# New content for GCSE Maths announced

As of the **23rd May 2022 this website is archived** and will receive **no further updates**.

understandinguncertainty.org was produced by the Winton programme for the public understanding of risk based in the Statistical Laboratory in the University of Cambridge. The aim was to help improve the way that uncertainty and risk are discussed in society, and show how probability and statistics can be both useful and entertaining.

Many of the animations were produced using Flash and will no longer work.

Following the consultation discussed previously on this blog, the Department for Education has announced the revised content for GCSE Mathematics.

Compared to the current content, the most notable changes are (a) separation of probability and statistics, (b) removal of the data-cycle, (c) increased material.

The proposed content for probability is as follows:

Probability

- record describe and analyse the frequency of outcomes of probability experiments using tables and frequency trees
- apply ideas of randomness, fairness and equally likely events to calculate expected outcomes of multiple future experiments
- relate relative expected frequencies to theoretical probability, using appropriate language and the 0 - 1 probability scale
- apply the property that the probabilities of an exhaustive set of outcomes sum to one; apply the property that the probabilities of an exhaustive set of mutually exclusive events sum to one
- understand that empirical unbiased samples tend towards theoretical probability distributions, with increasing sample size
- enumerate sets and combinations of sets systematically, using tables, grids, Venn diagrams and tree diagrams
- construct theoretical possibility spaces for single and combined experiments with equally likely outcomes and use these to calculate theoretical probabilities
- calculate the probability of independent and dependent combined events, including using tree diagrams and other representations, and know the underlying assumptions
- calculate and interpret conditional probabilities through representation using expected frequencies with two-way tables, tree diagrams and Venn diagrams.
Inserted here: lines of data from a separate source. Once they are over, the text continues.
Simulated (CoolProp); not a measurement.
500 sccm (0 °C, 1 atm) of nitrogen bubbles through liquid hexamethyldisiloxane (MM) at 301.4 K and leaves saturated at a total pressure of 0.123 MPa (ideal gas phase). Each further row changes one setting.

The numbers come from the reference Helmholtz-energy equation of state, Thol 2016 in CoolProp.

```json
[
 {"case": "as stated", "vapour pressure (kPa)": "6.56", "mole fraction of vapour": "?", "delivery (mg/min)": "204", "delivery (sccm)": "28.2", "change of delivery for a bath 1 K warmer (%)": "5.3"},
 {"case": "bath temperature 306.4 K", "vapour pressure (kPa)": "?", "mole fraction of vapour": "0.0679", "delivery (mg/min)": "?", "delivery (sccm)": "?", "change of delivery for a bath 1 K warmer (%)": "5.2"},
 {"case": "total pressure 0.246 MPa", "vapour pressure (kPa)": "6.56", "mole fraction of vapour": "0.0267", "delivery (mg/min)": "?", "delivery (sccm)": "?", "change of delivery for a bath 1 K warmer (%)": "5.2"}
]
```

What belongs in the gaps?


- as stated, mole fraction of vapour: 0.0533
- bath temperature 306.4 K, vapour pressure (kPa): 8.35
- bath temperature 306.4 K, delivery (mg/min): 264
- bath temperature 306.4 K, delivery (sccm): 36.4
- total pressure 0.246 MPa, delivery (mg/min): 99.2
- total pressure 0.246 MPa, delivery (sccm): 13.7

From my personal perspective, it's good to see reference to '*frequency trees*', '*expected outcomes*' and *'expected frequencies*', since hopefully this will encourage the teaching of probability through expected frequencies. It's a shame that two suggestions in the consultation were dropped: *'interpret risk through assigning values to outcomes (e.g. games, insurance)*, and *calculate the expected outcome of a decision and relate to long-run average outcomes.* But can't have everything.

For statistics it's

Statistics

- infer properties of populations or distributions from a sample, whilst knowing the limitations of sampling
- interpret and construct tables, charts and diagrams, including frequency tables, bar charts, pie charts and pictograms for categorical data, vertical line charts for ungrouped discrete numerical data, tables and line graphs for time series data and know their appropriate use
- construct and interpret diagrams for grouped discrete data and continuous data, i.e. histograms with equal and unequal class intervals and cumulative frequency graphs, and know their appropriate use
- interpret, analyse and compare the distributions of data sets from univariate empirical distributions through:

* appropriate graphical representation involving discrete, continuous and grouped data, including box plots

* appropriate measures of central tendency (median, mean, mode and modal class) and spread (range, including consideration of outliers, quartiles and inter-quartile range)- apply statistics to describe a population
- use and interpret scatter graphs of bivariate data; recognise correlation and know that it does not indicate causation; draw estimated lines of best fit; make predictions; interpolate and extrapolate apparent trends whilst knowing the dangers of so doing

Compared to the consultation, box-plots and unequal-interval histograms have gone in, and fitting a straight line has come out.